In June I participated in a workshop at MIT called “A Flipped Workshop: Hands-on MOOC Development”. Participants worked in teams of five and were given a “course packet” to develop their MOOC module. Our group were allocated the “Stanford Prison Experiment” – a chilling case study in research ethics abuse. Other groups worked on the course packets “Creative Commons” and “Economics”. Facilitators supported each team. Leading the workshop was Professor Isaac (Ike) Chuang, who has played a leading role in the development of the MIT-Harvard edX MOOCs initiative.
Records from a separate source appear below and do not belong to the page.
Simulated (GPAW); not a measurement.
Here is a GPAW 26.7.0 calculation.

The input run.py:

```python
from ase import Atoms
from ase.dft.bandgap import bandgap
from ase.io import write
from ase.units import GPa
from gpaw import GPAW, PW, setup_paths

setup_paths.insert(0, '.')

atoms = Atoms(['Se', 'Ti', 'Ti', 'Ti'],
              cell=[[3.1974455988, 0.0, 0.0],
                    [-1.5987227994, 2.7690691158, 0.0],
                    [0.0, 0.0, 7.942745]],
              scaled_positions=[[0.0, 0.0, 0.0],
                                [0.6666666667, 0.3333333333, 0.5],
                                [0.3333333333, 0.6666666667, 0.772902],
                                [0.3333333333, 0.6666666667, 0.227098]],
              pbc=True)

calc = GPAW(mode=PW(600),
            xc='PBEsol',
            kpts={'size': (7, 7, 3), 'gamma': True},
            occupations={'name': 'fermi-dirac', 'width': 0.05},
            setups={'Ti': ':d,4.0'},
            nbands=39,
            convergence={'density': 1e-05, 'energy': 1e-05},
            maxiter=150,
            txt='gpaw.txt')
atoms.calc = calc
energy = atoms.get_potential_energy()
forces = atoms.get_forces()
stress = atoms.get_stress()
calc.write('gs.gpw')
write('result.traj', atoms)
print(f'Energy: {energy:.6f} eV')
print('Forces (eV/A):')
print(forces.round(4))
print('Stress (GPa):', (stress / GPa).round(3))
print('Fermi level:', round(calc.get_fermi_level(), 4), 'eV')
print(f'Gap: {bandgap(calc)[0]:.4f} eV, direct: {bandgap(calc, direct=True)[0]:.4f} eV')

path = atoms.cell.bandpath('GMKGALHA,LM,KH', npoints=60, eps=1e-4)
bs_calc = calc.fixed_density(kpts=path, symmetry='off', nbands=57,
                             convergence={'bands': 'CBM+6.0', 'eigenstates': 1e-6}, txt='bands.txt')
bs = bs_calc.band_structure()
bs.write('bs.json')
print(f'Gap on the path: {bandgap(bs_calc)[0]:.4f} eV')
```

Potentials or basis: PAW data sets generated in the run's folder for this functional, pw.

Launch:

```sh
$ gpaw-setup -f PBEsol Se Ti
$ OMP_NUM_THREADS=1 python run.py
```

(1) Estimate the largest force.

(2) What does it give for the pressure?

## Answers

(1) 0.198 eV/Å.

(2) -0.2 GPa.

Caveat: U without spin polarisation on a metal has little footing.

Our group (see photo) comprised Dr Hayal Koksal (Turkey), myself, Prof Okhwa Lee (South Korea), Melody Nelson-Lyon (Canada) and Jules Seo (South Korea). The MIT TEAL laboratory (Technology Enhanced Active Learning) provides small group computer clusters in a circular table layout, each fitted with a conventional whiteboard, wall screen and a ceiling mounted video camera trained on the whiteboard area. Each setting is therefore a purpose-built flipped-classroom delivery system, allowing the participant to assemble pre-constructed elements of the virtual classroom, and seamlessly integrate these with live recordings of lecturer, demonstrating specific details of the lesson on the whiteboard. The lab is brightly-lit, comfortable and well-equipped, and located near the Vannevar Bush building and the Wright Brothers Wind Tunnel. There is a tangible sense that you are near one of the world’s most dynamic engineering and technology hotspots.
On the way to the lab, I passed under a video announcement board suspended above MIT’s “infinite corridor” that proclaimed: “Are in-person lectures a thing of the past?” (see photo). The MOOCs that radiate from the edX platform are global experiments in testing that very question.